Aerospike Spark Connector

The Aerospike spark connector provides features to represent data stored in Aerospike as a DataFrame in Spark.

Aerospike Spark Connector includes:

Reading from Aerospike to a DataFrame
Saving a DataFrame to Aerospike
Spark SQL multiple filters pushed down to the Aerospike cluster

How to build

The source code for this solution is available on GitHub at https://github.com/aerospike/aerospark. SBT is the build tool and it will create a Uber (fat) jar as the final output of the build process. The jar will contain all the class files and dependencies.

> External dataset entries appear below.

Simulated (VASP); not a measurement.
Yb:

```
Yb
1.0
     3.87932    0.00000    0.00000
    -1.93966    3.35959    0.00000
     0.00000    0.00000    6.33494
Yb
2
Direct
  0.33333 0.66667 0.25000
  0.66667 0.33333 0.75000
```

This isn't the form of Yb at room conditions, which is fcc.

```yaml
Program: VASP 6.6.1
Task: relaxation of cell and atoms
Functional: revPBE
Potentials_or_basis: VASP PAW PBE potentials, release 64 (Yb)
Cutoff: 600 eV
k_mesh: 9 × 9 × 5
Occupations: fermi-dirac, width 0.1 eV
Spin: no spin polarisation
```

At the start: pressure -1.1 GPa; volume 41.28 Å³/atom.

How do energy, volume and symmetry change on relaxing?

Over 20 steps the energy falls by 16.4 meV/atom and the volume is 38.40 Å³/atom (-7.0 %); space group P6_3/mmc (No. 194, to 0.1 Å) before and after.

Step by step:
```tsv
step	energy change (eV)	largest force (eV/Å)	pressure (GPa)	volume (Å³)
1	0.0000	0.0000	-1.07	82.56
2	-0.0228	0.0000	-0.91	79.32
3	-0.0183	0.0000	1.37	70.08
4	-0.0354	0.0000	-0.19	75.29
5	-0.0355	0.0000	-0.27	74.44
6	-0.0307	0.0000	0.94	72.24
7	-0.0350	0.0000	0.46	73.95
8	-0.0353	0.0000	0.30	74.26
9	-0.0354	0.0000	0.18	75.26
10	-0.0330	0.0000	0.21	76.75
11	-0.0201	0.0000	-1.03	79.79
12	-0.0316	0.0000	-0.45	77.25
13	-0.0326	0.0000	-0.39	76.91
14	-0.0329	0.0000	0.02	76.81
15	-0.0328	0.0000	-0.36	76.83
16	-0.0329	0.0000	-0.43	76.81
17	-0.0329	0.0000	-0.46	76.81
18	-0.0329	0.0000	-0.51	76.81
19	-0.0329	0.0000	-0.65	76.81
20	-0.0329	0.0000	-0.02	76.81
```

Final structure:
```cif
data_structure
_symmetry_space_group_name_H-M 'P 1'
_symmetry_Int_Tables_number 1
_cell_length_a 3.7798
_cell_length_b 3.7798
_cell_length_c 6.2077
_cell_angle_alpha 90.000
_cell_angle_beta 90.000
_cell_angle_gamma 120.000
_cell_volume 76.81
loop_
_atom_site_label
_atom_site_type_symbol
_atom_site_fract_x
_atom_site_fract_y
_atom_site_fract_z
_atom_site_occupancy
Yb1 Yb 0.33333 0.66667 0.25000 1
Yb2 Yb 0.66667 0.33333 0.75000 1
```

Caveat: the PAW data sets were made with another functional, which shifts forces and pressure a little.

This Library requires Java JDK 7+ Scala 2.10, SBT 0.13, Maven and the aerospike-helper-java

Before you build the Aerospike spark connector you need to build the aerospike-helper-java JAR and install it in your local maven repository. The aerospike-helper-java JAR is used by the connector to perform efficent, multi-filter queries on Aerospike.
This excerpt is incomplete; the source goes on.